And forgive me if I give you the last Stanza of that poem too –
—– We stand vigil while he looks for himself expectant,
—– his search will be painful,
—– but in solitude he might
—– lose the phantoms and find laughter again
—– forget the madness, his and the world’s,
—– and articulate clearly that he’s come through, flying like a bird
—– the ceasefire resting easy in his head.
Poignant, strong, heartbreaking, beautiful: the clarity of Fran’s words takes us there – the emotion built into the lines, seemingly easy, difficult to bear.
In Fran’s poetry, we become willing armchair travelers as we are transported to China. In China Rondel, (p. 24) we experience sight and sound in an exciting cultural exchange.
—– Laden men with shoulder poles bent low
—– glide beyond the wrought iron railing hauling
—– buckets of hope while hungry dogs are brawling.
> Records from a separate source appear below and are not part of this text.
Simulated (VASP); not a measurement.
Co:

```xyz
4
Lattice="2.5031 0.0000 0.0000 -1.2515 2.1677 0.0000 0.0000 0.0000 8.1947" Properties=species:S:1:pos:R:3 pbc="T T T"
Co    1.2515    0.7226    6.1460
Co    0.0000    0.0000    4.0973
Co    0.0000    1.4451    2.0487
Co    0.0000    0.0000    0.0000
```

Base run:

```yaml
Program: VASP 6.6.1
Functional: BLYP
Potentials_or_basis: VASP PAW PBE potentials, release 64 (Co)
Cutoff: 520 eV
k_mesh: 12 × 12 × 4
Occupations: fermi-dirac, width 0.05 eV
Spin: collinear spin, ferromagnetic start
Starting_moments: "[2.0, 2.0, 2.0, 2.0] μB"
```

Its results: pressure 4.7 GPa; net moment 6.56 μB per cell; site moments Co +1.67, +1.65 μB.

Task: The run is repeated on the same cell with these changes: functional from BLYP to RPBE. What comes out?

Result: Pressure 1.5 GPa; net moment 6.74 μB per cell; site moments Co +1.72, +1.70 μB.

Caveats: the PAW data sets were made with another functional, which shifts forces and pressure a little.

In West Way of Second Ring Road, 2005 (p. 26) we discover a delightful canvas of imagery:
—– The fruit cart man
—– also stops there.
—– He’s good company perhaps
—– as he carves his pineapples
—– adding a blend of class
—– and avant-garde //
—– for foreigners
We also travel to Nepal where, Fran writes, ‘From my window I can see the Himalayas’ – We join her in a teaching experience there. And it is here, in Nepal, where she takes us into her confidence, shares a secret –
—– I’m the oldest volunteer here.
—– My gratitude is a quiet meditation.
You just want to hold your breath! Meditation and memory, entwined.
With Fran we journey to many exotic places: Cape Leveque, Ubud in Bali, and of course, Tasmania where Fran spent 30 years raising four children. We welcome the changing of the seasons, ‘It’s autumn and the leaves are turning brown’. Newfolk, Tasmania. (p.34). So simple, so effective. These poems sharpen the senses; take us there!
And let’s not forget love—a love poem, from the section titled: ‘A Gentle Outward Breath’: Thinking Back to Boat Harbour (p.42)
—– You dropped me home and we shared a final hug.
—– Driving off, a string of smiles
—– unwound behind your car.
And lastly, from The Exhibition, full of colour and sound, full of hope & opportunity ( p. 64):
—– The pianist’s notes thread
—– their way through a crowd
—– humming like bees spreading counterpoint
—– over a lagoon of possibilities
—– stroking metaphors for luck.
No luck needed. There is so much love ingrained here, to share, to honour: so much sense of place. Make a place for this collection on your coffee table, beside your bed, on the patio as you drink your tea, read and be transported to past and surprising pleasures, new horizons: enjoy each poem one breath at a time! So many favourite lines! I must leave some for Fran to share with you! I’m sure she has her favourites, too!
Warmest Congratulations, Fran! It is my absolute pleasure to declare A Gentle Outward Breath birthed and launched!